Raymond James analysts Tavis C. McCourt, Brian G. Alexander, in a recent report, examine several tech companies for interrelated news and notes – specifically, smartphone pricing – that could affect the forward outlook of all of them. The report covers companies such as Apple Inc. (NASDAQ:AAPL), Google Inc (NASDAQ:GOOG), Samsung Electronics Co., Ltd. (LON:BC94) (KRX:005930), and Flextronics International Ltd. (NASDAQ:FLEX).
Google drops Moto X price to compete with Apple
Google Inc (NASDAQ:GOOG)’s Motorola unit dropped the price on its flagship smartphone, the Moto X, yesterday to $399 for U.S. consumers without a wireless contract, down from $550 originally. In December it had been offered at $349 during brief promotions but the cut to $399 is now permanent. This compares to Samsung’s Galaxy S4, which is $600 without a wireless contract and Apple Inc. (NASDAQ:AAPL)’s iPhone 5s, which is $650 without a contract. The Moto X is only sold in North and South America, and therefore price cuts will have a limited global impact, but given its high end specs, it could be an interesting test case as to the price elasticity of high end smartphones in the Android ecosystem.

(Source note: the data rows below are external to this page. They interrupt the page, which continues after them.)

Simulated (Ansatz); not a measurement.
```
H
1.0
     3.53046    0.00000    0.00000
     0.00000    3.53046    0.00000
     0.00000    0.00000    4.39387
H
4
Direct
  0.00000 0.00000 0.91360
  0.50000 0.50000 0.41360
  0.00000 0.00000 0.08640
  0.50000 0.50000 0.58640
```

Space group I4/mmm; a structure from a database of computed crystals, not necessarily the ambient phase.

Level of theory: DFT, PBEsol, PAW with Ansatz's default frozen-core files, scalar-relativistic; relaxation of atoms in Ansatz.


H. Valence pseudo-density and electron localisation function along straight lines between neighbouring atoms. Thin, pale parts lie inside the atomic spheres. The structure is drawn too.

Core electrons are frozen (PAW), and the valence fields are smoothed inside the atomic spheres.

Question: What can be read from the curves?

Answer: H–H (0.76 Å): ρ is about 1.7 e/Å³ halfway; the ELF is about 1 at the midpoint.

At Best Buy, Motorola is now offering its lower end Moto G, originally $179 without a contract, for $99 during a promotion, although it is hard to know how much of this price cut is financed by Google Inc (NASDAQ:GOOG) vs. Best Buy Co., Inc. (NYSE:BBY). This compares to $250 for a similarly spec’d Samsung device without a contract. We believe the lower end Moto G has already seen good demand outside the U.S. in countries where carrier subsidies are less meaningful. In general, we view Apple Inc. (NASDAQ:AAPL) as sheltered from these pricing decisions as Apple customers rarely switch to Android-based phones, with Samsung likely having the most to lose if Google is successful in driving meaningful demand with price cuts.
Wholesale pricing to impact Qualcomm’s license business
As it relates to Qualcomm, Inc. (NASDAQ:QCOM), the company would likely be indifferent from a chip perspective between Moto X and Samsung Galaxy sales, and likewise its license business would get similar license revenue from both even with the price cut on the Moto X due to “caps” on Qualcomm’s license terms. However, a dramatic shift in smartphone demand below $250-300 wholesale pricing would start to have an impact on Qualcomm’s license business, all else being equal. However, it is worth noting that the opposite has been true so far, with reported ASPs increasing in both developed and emerging economies for Qualcomm in 2013.
We view these price cuts as mixed news at best for Flextronics International Ltd. (NASDAQ:FLEX), who manufactures the Moto devices. On one hand, we believe demand has been underwhelming (thus the price cuts), but on the other hand, Google Inc (NASDAQ:GOOG) appears willing to cut price to drive more volume, which ultimately could improve demand.